Q: How long have you been working at Millersville?
A: I am in my 12th year at Millersville. I began working here in August of 2000.
Q: What classes do you teach here? Do you have any favorites?
A: I regularly teach undergraduate and graduate courses in educational psychology. I have also taught a freshman inquiry course titled “What Turns you on? Minds, Motivation and Learning” and a graduate course in educational research. In 2004, I was also involved in our Philadelphia Immersion Seminar, which is a living-learning experience in Philadelphia. As for favorites, I am fortunate in that all of my course assignments allow me to share my knowledge and enthusiasm related to the psychology behind teaching and learning. Creating and teaching the freshman seminar has been an exciting challenge as I attempt to infuse research on motivational theory with the practical learning strategies that are often useful for incoming students.

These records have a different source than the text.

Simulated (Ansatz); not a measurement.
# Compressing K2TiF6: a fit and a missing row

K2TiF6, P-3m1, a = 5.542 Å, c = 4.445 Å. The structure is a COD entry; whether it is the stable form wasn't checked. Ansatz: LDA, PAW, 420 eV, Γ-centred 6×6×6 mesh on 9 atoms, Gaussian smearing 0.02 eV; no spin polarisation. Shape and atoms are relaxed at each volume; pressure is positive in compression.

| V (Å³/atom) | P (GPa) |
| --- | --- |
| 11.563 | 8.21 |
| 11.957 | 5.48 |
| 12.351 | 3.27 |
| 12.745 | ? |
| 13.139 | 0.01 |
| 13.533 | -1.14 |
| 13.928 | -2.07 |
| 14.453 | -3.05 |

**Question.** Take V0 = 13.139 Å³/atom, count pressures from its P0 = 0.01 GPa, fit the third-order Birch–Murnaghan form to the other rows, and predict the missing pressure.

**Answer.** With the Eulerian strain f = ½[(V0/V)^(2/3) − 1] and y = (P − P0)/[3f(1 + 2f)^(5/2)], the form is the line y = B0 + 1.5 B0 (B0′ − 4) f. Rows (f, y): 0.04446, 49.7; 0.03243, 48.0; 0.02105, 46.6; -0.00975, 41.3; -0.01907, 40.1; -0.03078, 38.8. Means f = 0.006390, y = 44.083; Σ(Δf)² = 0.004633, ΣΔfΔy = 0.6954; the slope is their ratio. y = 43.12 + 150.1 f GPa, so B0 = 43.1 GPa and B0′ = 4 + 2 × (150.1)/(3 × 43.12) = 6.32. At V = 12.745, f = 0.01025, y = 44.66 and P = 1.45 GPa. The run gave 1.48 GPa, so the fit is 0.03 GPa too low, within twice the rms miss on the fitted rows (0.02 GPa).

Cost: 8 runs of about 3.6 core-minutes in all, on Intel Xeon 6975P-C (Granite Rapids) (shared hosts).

Q: Do your children or other family members influence your teaching style?
A: This is such a timely question because my son, Joshua, began kindergarten last year. I constantly find myself thinking about the dynamics of his kindergarten classroom as I discuss theories in educational psychology with Millersville students. Amazingly, what I have experienced in his kindergarten class as both a parent and a classroom volunteer mirrors the best practices espoused in educational psychology.
If you remember your time in kindergarten, you may recall that children are so curious, always asking questions and exploring their environments inside and outside of school. I try to consider how we as teachers can promote this questioning and exploration at various grade levels and with different types of students when I am teaching my courses in educational psychology.
Q: You had two publications featured in the Educational Psychology Reader: The Art and Science of How People Learn. How many other publications have you had?
A: I really enjoy academic writing. My dissertation advisor, Dr. Kathy Minke, was an incredible role model for me with academic writing. Although it is challenging, I gain great pride from sharing ideas in this way especially when I collaborate with others during the writing process. My most recent publication with Melissa Ostrowski in the journal American Secondary Education is a highlight of my publications because it actually describes and theoretically analyzes a current practice being used in a local high school.
Q: We featured your colleague, Laurie Hanich; she mentioned you were both co-editors of Teaching Educational Psychology. Can you tell us more about your personal involvement?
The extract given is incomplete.